Gold falls below $4,000 an ounce as ‘froth’ taken out of market
Bullion has slumped 9% from recent peak in move welcomed as ‘healthy correction’
Leslie Hook in Kyoto
The price of gold broke below $4,000 a troy ounce on Monday, as some of the “froth” gets taken out of what industry executives said had become an unsustainable rally.
Bullion fell to $3,986 an ounce during Monday trading after surging 27 per cent in just seven weeks to a high of $4,381 on October 20, in what some in the sector said was “speculative” positioning by investors.
The price has fallen 9 per cent in a week from its recent high.
Industry executives said they expected prices to enter a deeper correction in coming weeks, as the decline was welcomed as a “healthy correction” to a blistering rally that had become unsustainable.
As bullion traders gather this week at the sector’s biggest annual conference, the ebullient mood of participants has been punctuated by surprising warnings that prices may have further to fall before they recover.
“I think a lot of people in the industry would actually welcome a deeper correction than we have at the moment,” said John Reade, market strategist at the World Gold Council, which represents gold miners, on the sidelines of the London Bullion Market Association conference in Kyoto.

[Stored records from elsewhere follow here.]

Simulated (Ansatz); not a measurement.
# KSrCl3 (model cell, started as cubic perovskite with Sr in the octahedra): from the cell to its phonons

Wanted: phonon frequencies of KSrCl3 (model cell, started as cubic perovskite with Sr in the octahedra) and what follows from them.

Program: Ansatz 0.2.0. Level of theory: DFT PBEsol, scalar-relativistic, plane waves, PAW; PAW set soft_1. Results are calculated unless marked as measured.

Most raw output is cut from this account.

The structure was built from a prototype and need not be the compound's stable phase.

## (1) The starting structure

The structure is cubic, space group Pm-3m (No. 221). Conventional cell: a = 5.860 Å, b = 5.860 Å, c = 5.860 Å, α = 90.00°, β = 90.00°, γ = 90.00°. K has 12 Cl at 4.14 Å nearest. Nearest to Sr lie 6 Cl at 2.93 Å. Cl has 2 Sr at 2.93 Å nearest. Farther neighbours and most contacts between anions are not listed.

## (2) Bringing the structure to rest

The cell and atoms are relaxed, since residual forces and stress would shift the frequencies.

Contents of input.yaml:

Another senior executive at a major bullion trading bank put it more bluntly: “Only the lunatics ever thought gold would get this high.”
Gold’s rise this year has been driven by demand from investors who see it as a hedge against geopolitical uncertainty, high government debt levels and US dollar decline.
Central banks have also been buying gold as they diversify assets away from the dollar, though these purchases have slowed in recent months, according to IMF data.
Bullion rose more than two-thirds in price this year to its recent peak, crossing the key $3,000 threshold in March and then punching through $4,000 in early October.
However, the more recent jump in prices has left many in the industry blaming “speculative” positions for sending prices too high, too quickly and creating an unsustainable rally.
“We are definitely in a correction, and corrections don’t play out in just a few days,” said Nicholas Frappell, global head of institutional markets for Australia’s ABC Refinery.
“I would not be surprised to see gold go to $3,700 before retesting new highs.”
“The prices normally don’t keep going up,” said Paul Fisher, outgoing chair of the LBMA, adding that the recent surge was due to “froth” in the market.
“That’s why last week’s [move] is quite important.
It just knocks that froth out of the market,” he said.
“You can get a bit of a correction because that clears out the speculative positions, then it is ready to go again.
The price could go higher from here.”
Many veterans and analysts say they remain confident in gold’s long-term prospects. Banks including HSBC, Bank of America and Société Générale all have a $5,000 price target for bullion next year.
However, even the bulls are nervous about a near-term slump.
“A few people I’ve spoken to think $3,500 would be healthy for the gold market because it still would be a ridiculously high price,” said Reade at the World Gold Council, which sponsors a gold-backed exchange traded fund.
“From my perspective, I think that is certainly possible.”
One question facing the market is how sustainable the recent interest from retail investors — who have queued around the block in Australia and Japan in recent weeks to buy small gold bars and coins — will prove to be.
Another unknown is whether central banks — which bought record levels of gold in the past three years — will slow down their purchases due to high prices.
Some smaller central banks are even having to sell gold to maintain their allocation ratio, because high gold prices have pushed up the proportion of their assets accounted for by bullion.
Ruth Crowell, chief executive of the LBMA, said gold was on a “solid upward trajectory” and was becoming “mainstream” for investors.
“We’ve seen the volumes go up; it’s investors all over the world, on a mainstream level, wanting to have some exposure to gold,” she said.
“To me it doesn’t feel like a moment, it feels like a new chapter.”